Where I had wiped hard with a cloth, almost nothing, but medium pressure with bog roll and there were deep scratches.

Days later I abraded the Polycarbonate with P400 Silicon Carbide used wet, then P600, then P800, then P1000, P1200, P1500, and P2000. Luckily I managed to remove the deep scratches completely it seems, and now only have a cloudy but quite see through window. I think that I can later on use Novus Plastic Polish no.2 or Turtle Wax Car Polish and it will probably go clear again once more, like it did on my F150 XLT window that I brought back from the dead i.e. where it was fogged up with superglue stains and scratches and I used P400 to P2000 and then Turtle Wax Car Polish and it came out perfectly clear, infact a bit too clear LOL so you couldn't hardly tell it had a window. Here's hoping I can fix the Frog body the same way. I can't apply the polish until after I have finished the paint job though, otherwise I might get polish on the body which the paint probably wouldn't stick to.

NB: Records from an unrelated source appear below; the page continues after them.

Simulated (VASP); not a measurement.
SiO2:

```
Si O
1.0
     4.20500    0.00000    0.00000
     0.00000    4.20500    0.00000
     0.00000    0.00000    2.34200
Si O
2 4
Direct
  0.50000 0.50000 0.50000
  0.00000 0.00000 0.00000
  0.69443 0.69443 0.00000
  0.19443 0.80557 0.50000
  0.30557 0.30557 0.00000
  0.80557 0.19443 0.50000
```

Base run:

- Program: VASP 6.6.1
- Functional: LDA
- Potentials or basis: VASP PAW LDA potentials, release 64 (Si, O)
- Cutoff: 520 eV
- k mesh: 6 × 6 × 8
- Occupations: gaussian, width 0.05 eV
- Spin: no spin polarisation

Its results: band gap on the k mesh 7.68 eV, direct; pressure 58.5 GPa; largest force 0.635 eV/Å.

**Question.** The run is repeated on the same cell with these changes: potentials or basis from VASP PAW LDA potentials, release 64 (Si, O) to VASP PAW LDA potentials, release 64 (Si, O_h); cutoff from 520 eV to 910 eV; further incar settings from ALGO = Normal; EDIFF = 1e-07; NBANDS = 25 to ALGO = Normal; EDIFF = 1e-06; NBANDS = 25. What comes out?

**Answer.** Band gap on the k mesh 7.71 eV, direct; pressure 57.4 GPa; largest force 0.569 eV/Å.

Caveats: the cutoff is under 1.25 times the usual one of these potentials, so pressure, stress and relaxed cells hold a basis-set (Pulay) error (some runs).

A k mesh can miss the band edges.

I Read the whole topic and it does seem quite troublesome, ;) I really was just trying to help! :P I actually started my hobby with a Fox 24 years ago when I was just a kid and I painted the inside of that body with brush paints (which I still have - ratty though) I recently made a "all new Fox from Ebay over a couple of years and I had painted quite a few of those shells as my Fox "evolved", One paint job I decently reproduced was a copy of Phill Sroka's red and gold airbrush job in Radio Control Car Action Fall 1986 (still have that one too) It's the mag w. Chris Chianelli and the Black Foot on the cover. I don't know if you have access to Parma's line of Pactra Paint but I find them far superior in every way to Tamiya's. Adhesion, coverage...etc. ;)

I have come across second coats "melting, if you will" the coat below and I found that the same bottle one year later is just a dream to work with. :) The problem is that they are too thin -ready for an airbrush. I leave my new paints, that I don't intend to shoot through an airbrush, sitting open for a few days allowing some of the thinner to evaporate. I do this specifically with detail paint colours, silver for trim, orange for marker lights, and yes actually black for the big "T's" roll bars. When I was younger the lower side of my lexan bodies looked atrocious, ;) the beauty of painting lexan however is -no matter how bad the surface irregularities are on the bottom (provided they're opaque) the outside looks flawless!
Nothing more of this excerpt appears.